On Wed, Feb 3, 2010 at 4:20 PM, alan pae <alanpae at ilkda.com> wrote:
> Sorry if this is a bit naive.
>
> I'm looking at picking up a Compaq V6000 dual core AMD notebook.
>
> According to the HCL this computer is supported but it looks like the drivers 
> for the built-in wifi are 32-bit only. ?The adapter is listed as a Broadcom 
> device.
>
> So, can I still boot 64-bit or do I need to modify the boot to run 32-bit?
>
> Is it easier to just replace the existing adapter with one that has 64-bit 
> drivers and can anyone recommend another adapter?

Not sure if that model has a mini-PCI NIC Whitelist (only allowing the system
to boot with specific pci-id'd NIC's) so you might be stuck with broadcom there,
unless you can find an atheros based HP/Compaq mini-pci nic.
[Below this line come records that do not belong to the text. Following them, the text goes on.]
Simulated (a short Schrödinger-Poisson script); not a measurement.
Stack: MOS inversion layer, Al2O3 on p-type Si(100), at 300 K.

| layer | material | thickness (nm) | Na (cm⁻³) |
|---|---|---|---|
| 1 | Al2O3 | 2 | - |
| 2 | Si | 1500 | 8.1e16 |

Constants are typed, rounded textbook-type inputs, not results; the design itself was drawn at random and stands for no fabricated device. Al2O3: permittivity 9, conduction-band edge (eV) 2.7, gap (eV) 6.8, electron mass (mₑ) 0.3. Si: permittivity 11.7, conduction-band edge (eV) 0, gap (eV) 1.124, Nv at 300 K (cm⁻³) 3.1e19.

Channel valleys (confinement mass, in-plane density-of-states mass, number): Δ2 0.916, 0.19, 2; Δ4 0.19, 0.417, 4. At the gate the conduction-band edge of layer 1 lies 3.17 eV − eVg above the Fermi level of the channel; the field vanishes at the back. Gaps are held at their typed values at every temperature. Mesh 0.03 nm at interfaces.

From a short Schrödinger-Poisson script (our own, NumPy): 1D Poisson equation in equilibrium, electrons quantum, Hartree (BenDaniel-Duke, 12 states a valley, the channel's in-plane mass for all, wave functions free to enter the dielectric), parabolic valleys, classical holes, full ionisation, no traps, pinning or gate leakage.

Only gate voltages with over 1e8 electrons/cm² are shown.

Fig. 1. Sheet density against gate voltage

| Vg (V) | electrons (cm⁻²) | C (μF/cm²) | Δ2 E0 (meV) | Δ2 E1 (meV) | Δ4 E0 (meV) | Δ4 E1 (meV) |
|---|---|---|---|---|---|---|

Zydas (zd1211b) based USB adapters are well supported and pretty ubitiquous.
I've picked up several for between $10-20 on ebay or other places. Pretty much
anyone who has made a USB wifi nic, used the Zydas (zd1211b is the name
of the chipset) hardware.  Be careful though.  Some vendors actually
used different
hardware for the same model numbers with extra letters to show versioning.
Trendnet did this, so a rev b might be zd1211b based, while rev c
might be RTL-8189
based.  They get away with this because they always distribute windows drives
with the device, so windows users never really know.